[Seaside] [BUG] in IAHtmlParser

Damon Anderson damon@spof.net
Fri, 29 Mar 2002 13:45:19 -0600

Julian Fitzell writes:
 > Yeah, sorry about that. I wouldn't say the parser is strictly
 > compliant but it ended up being necessary to make it somewhat
 > compliant. The reason is that in order to allow all the cases that
 > people use all the time, we would essentially not be able to support
 > valid HTML (even though it is probably never used).
 > The problem is, frankly that the HTML spec is insane! There are
 > ridiculous combinations of only allowing certain tags within others
 > and implicitly closing tags for you. This implicit closing is most of
 > the reason why I had to enforce some of the rules about what tags can
 > be contained inside others. This is why most people never use </p> or
 > </li> allowing them to be closed implicitly be the next non-inline
 > tag (usually the next <p> or <li> in these cases).
 > But it sucks. XML is often overused but in this case, HTML so wants
 > to be XML anyway I wish browser developers would hurry up and start
 > adding support for XHTML so I can start writing my webpages with it.

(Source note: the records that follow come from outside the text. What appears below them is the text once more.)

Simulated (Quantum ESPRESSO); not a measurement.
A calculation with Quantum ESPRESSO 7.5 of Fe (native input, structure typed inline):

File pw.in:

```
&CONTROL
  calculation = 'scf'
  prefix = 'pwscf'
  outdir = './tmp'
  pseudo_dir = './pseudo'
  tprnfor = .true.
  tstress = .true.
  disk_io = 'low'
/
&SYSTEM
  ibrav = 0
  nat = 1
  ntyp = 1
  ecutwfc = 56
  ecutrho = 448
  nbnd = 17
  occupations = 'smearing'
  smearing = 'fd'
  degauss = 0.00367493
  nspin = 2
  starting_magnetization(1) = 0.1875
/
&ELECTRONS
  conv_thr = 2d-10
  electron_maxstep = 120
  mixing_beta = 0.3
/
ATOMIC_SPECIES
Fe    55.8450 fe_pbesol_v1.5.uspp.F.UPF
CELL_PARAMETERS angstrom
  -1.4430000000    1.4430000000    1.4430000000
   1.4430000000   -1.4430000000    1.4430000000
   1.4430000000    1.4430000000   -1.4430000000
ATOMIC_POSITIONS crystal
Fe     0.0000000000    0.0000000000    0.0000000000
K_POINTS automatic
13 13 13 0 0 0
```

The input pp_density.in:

I wrote an HTML parser last year which handled malformed HTML pretty
well (better than any other parsers I could find the source to at the
time, which is why I ended up designing one from scratch). The
philosophy behind it was much different. It didn't try to do any
interpretation of the spec whatsoever, and so the resulting tree
reflected the HTML document exactly, not the nesting structure specified
by the spec.

It used a tag stack, but it handled lone tags differently: it just left
them there in the stream, including dangling close tags. This meant that
your tree potentially looked odd, but it also meant that when re-
generating the source you'd get back the same broken HTML (including
whitespace in most cases), which is the important thing, IMO. At least
for the project that I wrote it for, it would have been a sin for the
templating code to mangle the designer's carefully crafted (if totally
invalid) HTML. It did other things, like optionally leaving runs of un-
instrumented tags unparsed as text nodes, which reduced the chance that
an isolated </b> would ruin the entire tree. If you didn't put any
markers into "<b><i>foo</b></i>" it would just leave it alone. If this
isn't clear I can go into more detail.

Now the bad news: I wrote it in Java (partially using ANTLR). I also
don't have the source anymore, I had to leave it behind when I switched
jobs. I've been thinking about recreating it lately, though. I spent
enough time designing it that I still remember it pretty clearly a year
later, and I need a good HTML parser for an unrelated project I'm
working on. There's a good chance I'll end up recreating it in Squeak.

I don't want to make any promises, but is there any interest in such a
thing? If it would be useful to a few other people that would certainly
be motivation to put more time into it.